Managing pests in your garden

In this blog Val Rea shares her experience of how to handle pests in the garden.

 

There are undoubted challenges growing vegetables and one of the greatest of these is how to deal with ‘pests’. I put ‘pests’ in inverted commas because rats, wasps, greenfly, squirrels, blackbirds, rabbits, foxes and slugs can certainly be pests but they are also integral species of wildlife which allow nature to thrive at its best.

Locating a pond in the vegetable garden brings the frogs where they are needed ©Val Rea

If we try to remove an element from the web of life we will negatively affect others. Take wasps for example: Seirian Sumner (University College London) has calculated that one wasp nest will need 250,000 greenfly to feed to the larvae in one summer, so are wasps pests or the gardener’s friend?

If we manage to kill all the slugs and snails in our garden, what will the song thrushes, hedgehogs and frogs feed on? The blackbirds and blackcaps which eat my blueberries also eat the caterpillars and greenfly that feed on my other plants.

Snail shells on a thrush’s ‘anvil’ ©Peter Brook

One thing we can do is encourage natural predators and recognise that nothing is simply a pest. You might also try barrier methods, such as copper tape or fleece collars to limit slug damage or enviromesh netting to stop butterflies laying eggs on your brassicas. I put my spare cabbage plants in a large pot outside the netting so that the butterflies can still lay their eggs and complete their life cycle.
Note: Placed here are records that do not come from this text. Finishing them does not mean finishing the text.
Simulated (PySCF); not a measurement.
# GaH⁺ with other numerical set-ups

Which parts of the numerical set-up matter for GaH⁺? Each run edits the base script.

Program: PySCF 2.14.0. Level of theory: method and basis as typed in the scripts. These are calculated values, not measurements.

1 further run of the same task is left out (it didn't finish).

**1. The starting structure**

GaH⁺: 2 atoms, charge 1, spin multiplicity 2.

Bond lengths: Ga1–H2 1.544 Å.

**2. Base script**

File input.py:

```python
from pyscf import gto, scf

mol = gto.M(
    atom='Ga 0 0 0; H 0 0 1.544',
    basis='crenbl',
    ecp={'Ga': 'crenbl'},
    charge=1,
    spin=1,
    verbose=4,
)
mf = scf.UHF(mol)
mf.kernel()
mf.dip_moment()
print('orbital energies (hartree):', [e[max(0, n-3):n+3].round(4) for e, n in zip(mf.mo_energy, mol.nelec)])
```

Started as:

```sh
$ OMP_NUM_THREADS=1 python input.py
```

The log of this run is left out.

Observing the life cycle of the butterfly on spare brassicas ©Emily Halton

Many gardeners swear by companion planting in which one plant protects another from insect damage: in my own greenhouse I find tagetes (marigolds) keep whitefly from my tomato plants.

Dave Goulson (Sussex University) is unambiguous:

'We need to be trying to move away from blitzing our garden plants with pesticides of any type, including when they’re being grown and when we’re using them in our gardens. People shouldn’t be buying pesticides to use in their gardens; there’s no need at all... you can [garden] perfectly well without any pesticides, and that’s exactly what I do. I have a big garden full of fruit and veg and flowers that looks fantastic and I don’t use any insecticides at all, and I’ve not used herbicides for the last few years.’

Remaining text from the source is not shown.